Many architectural projects utilise Structural Grids to help set out steelwork, etc. Thankfully we have a dedicated Structural Grid line tool in Revit for just this purpose. Please don’t make the mistake of using simple 2D lines to represent your structural grids- you really would be missing out on the features of a great dedicated tool.
- Structural grids are 3D planes in our model world
- Creating/Adding structural grids
- Changing the grid labels
- Changing the length of the grid lines
- Adding an elbow to the grid bubbles
- Creating multi-segment grid lines
- Adding Columns to our structural grids
Structural grids are 3D planes in our model world
If you consider the structural grid in your project, you will appreciate that the grid lines are really the edges of 3D planes. If you look at the design in plan, you’ll see a series of grid lines. If you then take a vertical section through the plan, you’ll see the same grid lines running vertically up your building. And this is how Grid Lines work in Revit- they are true 3D planes that can be cut through. The benefit of this is that they are always coordinated and accurate. In 2D CAD packages (such as AutoCAD) you would have to manually draft out the positions of the grid lines both in plan and section. Makes changes to a grid line in plan and “you” have to make the corresponding change to the respective grid line in section. Well you can forget all that with Revit. You change the grid line in whichever view suits you and Revit will update it in all other respective views.
Creating structural grids
So how do we go about about creating Structural Grids in Revit? First of all you need to be in a plan, elevation or section view. Then you go to the “Architecture” menu. From here look on the “Datum” panel and find “Grid”……
Placing Structural Grids into your project is quite similar to placing Levels and also Reference Planes. Similar in the fact that it’s a “two click” operation. The first click to place the start of a grid line and a second click to define the other end of the grid line. Note that Revit will automatically name / number your grid lines. ie the first one will be numbered “1”, the second “2” and so on. At any point if you change the number of the latest grid line, Revit will automoatically try to follow a logical naming convention. For example, if you placed 5 grid lines and then change the last one from “5” to “A”- then Revit will name the next one “B” and so on.
When you are actually placing new grid lines, the default setting is for a single, straight grid line. You can see this default setting in the aobe image. If you need (say) an arc as a grid line, just change the the toggle from single linear element to one of the other tools. Note: The last tool in that palette (the green line with a small arrow on it) is the “Pick Lines” tool- this is an excellent tool when you already have lines /geometry in your project that you can use as a reference for your new grid lines.
Changing the grid labels
Now that we have some grid lines in our project, let’s take a detailed look at a grid line and it’s parts. Using the above image for reference, we can see:-
- The grid bubble (or “head”) with the it’s unique grid reference written inside it.

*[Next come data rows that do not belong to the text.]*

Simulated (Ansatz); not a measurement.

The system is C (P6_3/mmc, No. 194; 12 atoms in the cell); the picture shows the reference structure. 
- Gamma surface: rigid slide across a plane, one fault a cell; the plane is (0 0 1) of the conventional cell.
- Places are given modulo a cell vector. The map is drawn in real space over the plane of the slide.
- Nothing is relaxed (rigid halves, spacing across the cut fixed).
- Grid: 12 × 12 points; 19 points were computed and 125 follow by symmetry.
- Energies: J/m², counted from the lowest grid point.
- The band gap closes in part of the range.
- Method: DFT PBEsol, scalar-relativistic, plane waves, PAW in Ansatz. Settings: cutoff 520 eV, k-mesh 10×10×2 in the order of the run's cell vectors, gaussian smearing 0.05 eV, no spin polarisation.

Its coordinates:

- a tick box that determines whether the bubble is shown on this end of the grid line or not
- an open circle control- use this to lengthen or shorten the the grid line. Just hover over this circle with your cursor- hold down your left mouse button and adjust the length of the grid line accordingly.
- The “Add elbow” control. This is exactly the same tool that we looked at for “Levels”
- An open circle control for the other end of the grid line. It works exactly the same as in (3)
- A tick box to either display or hide the grid bubble at the other end of the grid line. It works exactly the same as in (2)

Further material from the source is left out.